Introduction: Make 2.0mm Leads for 2.0mm Mechanical Pencil or Leadholder
Here you'll learn how to give new life to old pencils through the guts of a 2.0mm mechanical pencil or leadholder.
Step 1: Easy As 1,2,3
Materials needed:
1) lead pencils (any hardness, any maker), best if free, like gift pencils, old small pencils.
2) fire source and fire fuel (bic lighter pictured, best add old newspaper, twigs, etc)
3) mechanical pencils (mine pictured. buy your favorite at your office supply store.)
4) knife or any other cutting tool (not pictured)
5) place to keep finished leads (I made a 3/4" x ~6" plastic tube, inserting a piece of dowel in each side)
6) place to make a small fire (may be a soup can or the like -- not pictured)

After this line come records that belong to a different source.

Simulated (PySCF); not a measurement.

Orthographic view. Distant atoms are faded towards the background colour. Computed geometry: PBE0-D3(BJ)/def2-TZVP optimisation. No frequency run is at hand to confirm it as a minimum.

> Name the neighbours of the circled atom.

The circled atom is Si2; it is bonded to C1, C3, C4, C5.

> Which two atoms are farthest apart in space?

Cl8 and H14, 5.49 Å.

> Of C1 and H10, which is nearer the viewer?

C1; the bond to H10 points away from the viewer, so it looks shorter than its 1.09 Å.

Ok, this is my first instructable, let's KISS (ops, not you and me), but KEEP IT SIMPLE STUPID.
STEPS:
1) get old pencils and fire fuel, put everything together where you can make a fire
2) set it on fire and wait until the pencils are nothing more than lead and charcoal. Add fire fuel if necessary (pencils burn quite well)
3) wait things cool and scrape chacoal from burnt pencils with the knife
4) load your 2.0mm leadholder or save the leads for future.
WHY BOTHER?
Well, as you know, pencils get shorter as you sharpen them and a lot of good lead goes to the trash everyday. Why not use them until very small? With my leadholders, I can use the lead up to about 10mm long, as pictured. Also, I have a heavy hand, so I start to get comfortable writing with the 0.9mm pencil. So why not go big?
MY PENCILS.
I have 4 2.0mm leadholders. 2 are made by Koh-I-Noor (www.koh-i-noor.cz/en), 1 from German Staedtler and one Brazilian Compactor. I like the all-metal Koh-I-Noor's best.
Hope it was useful.
THE END
Step 2: Additional Pencil Info, for Those Who Care.
Pencil hardness (graphite grading) scale:
http://www.pencils.com/pencil-information/hb-graphite-grading-scale
Good news for hardcore green activists (pencil lead from industrial/electrical waste):
http://www.treehugger.com/files/2005/10/making_pencil_l.php
Koh-I-Noor, traditional pencil and mechanical pencil maker:
http://www.koh-i-noor.cz/en
5 Comments
12 years ago on Introduction
alas and alack, i threw out a bucket load of small pencils a year ago when i switched completely to mechanical.
14 years ago on Introduction
Nice! I just use a pair of snips (end nips) to crack the wood. Does the fire effect writing performance? -Staedtler -Faber-Castell
Reply 14 years ago on Introduction
At least until now, I couldn't notice any difference from the original pencil. I usually go for the #2 and #1, or the softer ones. The best material I got was #2 Faber-Castell scrap pencils (too short to resharp and write). I learnt somewhere that the writing performance was better studied by Henry Thoreau (the philosopher) and the change in hardness was achieved adding amounts of clay to the raw lead and cooking. Since this cooking was done at much higher temps, I'd say you can't change this with a so "cold" fire, used only to reduce the wooden pieces and glue out of it... HTH :-) Thanks for commenting.
Reply 14 years ago on Introduction
Ok, that makes sense. I remeber reading something about burning carpenter's pencils to use as electrodes and that the fire did something to them, but that might have been in a kiln or with a much hotter torch. I'll definitely try this sometime.
Reply 14 years ago on Introduction
Hehe.. Wow, I'm not that authority in pencils, but since carpenter's are quite soft, looks like they have much less clay and more carbon. Probably what happens is a kind of changing in the molecular structure (God, how did I go this far??), like what quenching and tempering does to steel...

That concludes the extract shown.